Thai diplomacy is horrible. How long will Thais milk the old "King Chulalongkorn had to give up a third of Thailand with his artful diplomacy to save the kingdom" myth?


Unlike the United States, which has a legal framework to prevent foreign state-linked companies from taking over certain security-related businesses in its country, Thailand has yet to come up with a proper means to safeguard security-related interests, Mr Kasit said.

He suggested that the National Legislative Assembly (NLA) revise, revoke or propose a new bill to deal with all dubious contracts, not only those with Singapore but also with Chinese firms which have gained an advantageous footing in Thailand due to the close ties which Mr Thaksin and his deputy prime minister Somkid Jatusripitak had with Beijing. Mr Kasit also suggested it was time for developing countries including Thailand to raise the concern of security versus commercial interests, at a global trading body such as the World Trade Organisation (WTO) or a regional body like the Asean Regional Forum.

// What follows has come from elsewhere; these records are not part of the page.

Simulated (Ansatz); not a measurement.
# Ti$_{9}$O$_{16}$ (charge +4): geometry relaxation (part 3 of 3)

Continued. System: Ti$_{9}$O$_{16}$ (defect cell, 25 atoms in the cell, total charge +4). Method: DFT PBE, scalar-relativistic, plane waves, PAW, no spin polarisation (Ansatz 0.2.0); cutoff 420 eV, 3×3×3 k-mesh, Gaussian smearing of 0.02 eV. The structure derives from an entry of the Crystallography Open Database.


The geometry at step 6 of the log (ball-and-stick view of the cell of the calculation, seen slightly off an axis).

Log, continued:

"The rise of the financial powers like China and Singapore and the need for developing countries to protect their security concerns should be dealt with at an international level," the retired diplomat said.

I love how the Thai intelligentsia blames the Singaporeans and the Chinese for being rich and successful. It is never a Thai's fault for selling his assets to a foreign entity or partner. If all these professors want to nip the problem in the bud, they should propose a law that makes it illegal for a Thai to sell his property to a foreigner.


Assistant professor Pavida Pananond of Thammasat Business School, questioned who would represent Thailand in buying back the satellite should it go up for sale.

Suchit Bunbongkarn, an NLA member, argued that soft-toned diplomacy would not work if Thailand is to deal with Singapore on this issue. Instead, tough and straight-forward talks should be preferred since the city state was a survivalist.

Suchit must have just seen King Naresuan.

He interpreted Gen Sonthi's remarks on the satellite as not only aimed at instigating a sense of nationalism but to remind Thai people that this incident stemmed from the seller, Mr Thaksin Shinawatra. "As many issues are going on, including the drafting of the new constitution, the public's attention has been diverted from the corruption Mr Thaksin is alleged of being involved in. Gen Sonthi did not intend to blast the buyer but to criticise the seller of the national asset," reasoned the retired professor.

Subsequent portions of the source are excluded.